Reputation: 122112
I have a utf-8 text with capitalized words within the text:
La cinta, que hoy se estrena en nuestro país, competirá contra Hors la
Loi, de Argelia, Dogtooth, de Grecia, Incendies, de Canadá, Life above
all , de Sudáfrica, y con la ganadora del Globo de Oro, In A Better
World, de Dinamarca.
The desired output is to replace all words that starts with a capital letter to a placeholder (i.e. #NE#
), except for the first word. So the desired output look as such:
La cinta, que hoy se estrena en nuestro país, competirá contra #NE#
la #NE# , de #NE# , #NE# , de #NE# , #NE# , de #NE#, #NE# above
all , de #NE# , y con la ganadora del #NE# de #NE# , #NE# A #NE# #NE# , de #NE# .
I've tried using regex as follows:
>>> import re
>>> def blind_CAPS_without_first_word(text):
... first_word, _, the_rest = text.partition(' ')
... blinded = re.sub('(?:[A-Z][\w]+\s*)', ' #NE# ', the_rest)
... return " ".join([first_word, blinded])
...
>>> text = "La cinta, que hoy se estrena en nuestro país, competirá contra Hors la Loi, de Argelia, Dogtooth, de Grecia, Incendies, de Canadá, Life above all , de Sudáfrica, y con la ganadora del Globo de Oro, In A Better World, de Dinamarca."
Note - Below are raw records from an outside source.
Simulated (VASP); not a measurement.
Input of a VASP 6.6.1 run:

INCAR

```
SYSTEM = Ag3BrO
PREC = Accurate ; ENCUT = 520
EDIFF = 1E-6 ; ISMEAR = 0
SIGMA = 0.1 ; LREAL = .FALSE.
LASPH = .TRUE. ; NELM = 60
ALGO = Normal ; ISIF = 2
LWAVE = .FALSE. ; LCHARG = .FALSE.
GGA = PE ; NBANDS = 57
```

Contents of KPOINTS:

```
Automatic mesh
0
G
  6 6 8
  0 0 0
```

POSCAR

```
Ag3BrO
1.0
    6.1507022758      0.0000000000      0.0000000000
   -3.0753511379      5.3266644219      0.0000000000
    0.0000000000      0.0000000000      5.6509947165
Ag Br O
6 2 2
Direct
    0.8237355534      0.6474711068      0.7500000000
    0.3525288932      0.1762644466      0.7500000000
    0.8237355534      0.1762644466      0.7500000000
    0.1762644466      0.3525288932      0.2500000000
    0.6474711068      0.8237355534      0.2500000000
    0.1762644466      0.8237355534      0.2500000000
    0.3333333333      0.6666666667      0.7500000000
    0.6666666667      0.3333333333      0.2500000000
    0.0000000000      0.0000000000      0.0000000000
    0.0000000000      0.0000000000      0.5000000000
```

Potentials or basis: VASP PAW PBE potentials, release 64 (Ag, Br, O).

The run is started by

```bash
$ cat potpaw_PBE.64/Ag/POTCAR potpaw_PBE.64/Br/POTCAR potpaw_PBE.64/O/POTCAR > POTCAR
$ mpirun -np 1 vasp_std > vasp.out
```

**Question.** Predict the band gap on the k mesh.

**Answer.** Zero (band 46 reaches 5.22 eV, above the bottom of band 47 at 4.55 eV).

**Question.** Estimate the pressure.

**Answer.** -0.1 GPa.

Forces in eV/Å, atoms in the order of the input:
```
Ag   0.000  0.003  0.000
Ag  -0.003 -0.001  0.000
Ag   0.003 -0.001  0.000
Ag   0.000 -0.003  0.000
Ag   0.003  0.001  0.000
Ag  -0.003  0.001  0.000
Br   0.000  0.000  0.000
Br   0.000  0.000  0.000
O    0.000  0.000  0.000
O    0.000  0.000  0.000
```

>>> blind_CAPS_without_first_word(text)
[out]:
La cinta, que hoy se estrena en nuestro país, competirá contra #NE# la #NE# , de #NE# , #NE# , de #NE# , #NE# , de #NE# á, #NE# above all , de #NE# áfrica, y con la ganadora del #NE# de #NE# , #NE# A #NE# #NE# , de #NE# .
But the regex didn't consider accented characters when using \w
, e.g. Canadá
-> #NE# á
; Sudáfrica
-> #NE# áfrica
. How do I get around this? How to include accented words in my regex? It needs to be Canadá
-> #NE#
; Sudáfrica
-> #NE#
.
I guess it's okay if to ignore single character words like A
remains as A
. Unless there's a get around for this.
Upvotes: 1
Views: 4696
Reputation: 1365
Any chance you could use unicode notation to capture ranges of characters? Example: [\xC0-\xE1] or something? I ran it by Pythex and it didn't seem to mind... you'll need to find your own range, but it's a start :)
Hope this helps.
Upvotes: 0
Reputation: 174706
Because \w+
or [\w]+
won't match accented characters. So it fails to match those words.
You may use \S+
instead of \w+
re.sub(r'[A-Z]\S+\s*', ' #NE# ', the_rest)
OR
Use regex module if you only wants to match word chars of any language.